Socks "R" Us

The stories of a person hopelessly addicted to knitting socks (and a few other things).

Name:
Location: St. Petersburg, Florida, United States

I am officially a nursing student! Took me forever but i was finally accepted into a private nursing school. I am currently employed as a photographer with Sears and am enjoying capturing memories for strangers :-p

Sunday, November 27, 2005


My finished (if not yet felted) fuzzy feet out on the back porch soaking up the Florida sunshine. Posted by Picasa

Thursday, November 24, 2005

Black Hole of Knitting

I may have made the slight strategical error of offending the beautiful red wool that I'm making my fuzzy foot out of, because I have suddenly been sucked into the black hole of knitting. I knit rows and rows and the thing stubbornly stays 8.5 inches. It needs to be 9 before i start decreases, needless to say...i'm rather frustrated now. Hopefully it'll get better ( I don't think it could get worse) and because it is Thanksgiving, I'm going to revel in the fact that i've already made one, and the toe doesn't look like it was grafted by a primate!! We're movin on up (i'm referring to me and my knitting skills, not the jeffersons). The second one is just about poetry in knitting, to my mind anyway. The gussett decreases are much neater as is the heel turn. All I can say is that I'm really glad these are being felted, so nobody will notice that one is much better than the other..oops, did I say that. Good thing slippers can't read, otherwise my completed one would come up with some death wish for itself. Must begin second doggy sweater, my friend's poor Yorkie is freezing and must have cute purple verigated thingy to send to keep her warm. Oh, in computer new, I have my computer back, my iTunes is perfectly perfect, and my loving (and talented) bf installed a tv card and a dvd rom for the thing. So now I can watch tv on my computer! How cool is that? But it gets better, I have a remote too! So I can lay in bed and watch tv on my computer and change channels, I can even turn the computer off from the remote. Technology is too fun.

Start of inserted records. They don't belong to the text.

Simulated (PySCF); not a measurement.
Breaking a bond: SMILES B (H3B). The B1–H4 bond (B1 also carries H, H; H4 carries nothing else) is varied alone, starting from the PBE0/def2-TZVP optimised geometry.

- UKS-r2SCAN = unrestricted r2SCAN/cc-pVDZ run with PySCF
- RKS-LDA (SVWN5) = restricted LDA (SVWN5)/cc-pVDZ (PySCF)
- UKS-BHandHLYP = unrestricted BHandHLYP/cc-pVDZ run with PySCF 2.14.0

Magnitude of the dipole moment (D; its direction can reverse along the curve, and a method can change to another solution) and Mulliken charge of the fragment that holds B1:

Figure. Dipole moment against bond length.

Tuesday, November 22, 2005


And here's one of him talking on the phone with his 2 year old nephew (who is sooo adorable). Sorry the kiddo has red eye, haven't gotten around to editing these yet, but I will eventually, when the tree trunk knitting needles from hell allow me to finish my fuzzy feet. Posted by Picasa


I haven't posted a pic of me with my bf yet because I wanted to make sure that he didn't mind. He doesn't and was a little shocked when he found out that there wasn't one up yet. So here it is, taken sometime in October. Posted by Picasa

DPN's

I hate my size 10.5 dpns more than anything I have ever hated before. In the first place they have no nice pointy edge, they are blunter than blunt with a little point on the end, like the people making them didn't trim them correctly. In the second place they're plastic, which normally is ok, but these just suck. And lastly, it's like trying to knit with freakin telephone poles, they are almost a Foot long!!!! They are the longest dpns that i have ever seen, and i'm down to 13 stitches, and it's nearly impossible to manage 4 of the things. On the plus side, being down to so few stitches means that i'm almost done and can being grafting the toe and casting on for the other one. But before I get to this point on the other one I may need to find some metal 10.5's. My computer has finally arrived, which means that I can stop using mom's all the time. The slight little problem is that it isn't hooked up yet, but it will be tonight when loving bf comes over to get everything all set up for me. God I love a man who can do the electronic stuff, like hooking up computers, vcr's, dvd players, stereos, just gives me the warm and fuzzies. Yes, I know, I need a hobby.

Saturday, November 19, 2005

Sorry

I realize that this is my second post in like 2 hours, but something tragic has happened, I have had to frog the freakin slipper yet again!!!!! This is the 2nd time folks, the second time that I have screwed up the toe decreases and had to rip out. And because I am a colossal dumbass and got confused and ended up dropped 3/4 of the stitches i was trying to pick back up I ripped up to the heel flap again. But if it's worth doing it's worth doing right...i guess. I don't know why the yarn has it in for me, maybe it's heard that i'm going to intentionally throw it in the washer to meld its fibers together to make beautiful fuzzy feet slippers, or maybe it's just pissed that it's not sunny and nice outside like it's supposed to be in FL, either way, i've offended it somehow and must come up with a way to repent before it sets itself on fire or something equally dramatic.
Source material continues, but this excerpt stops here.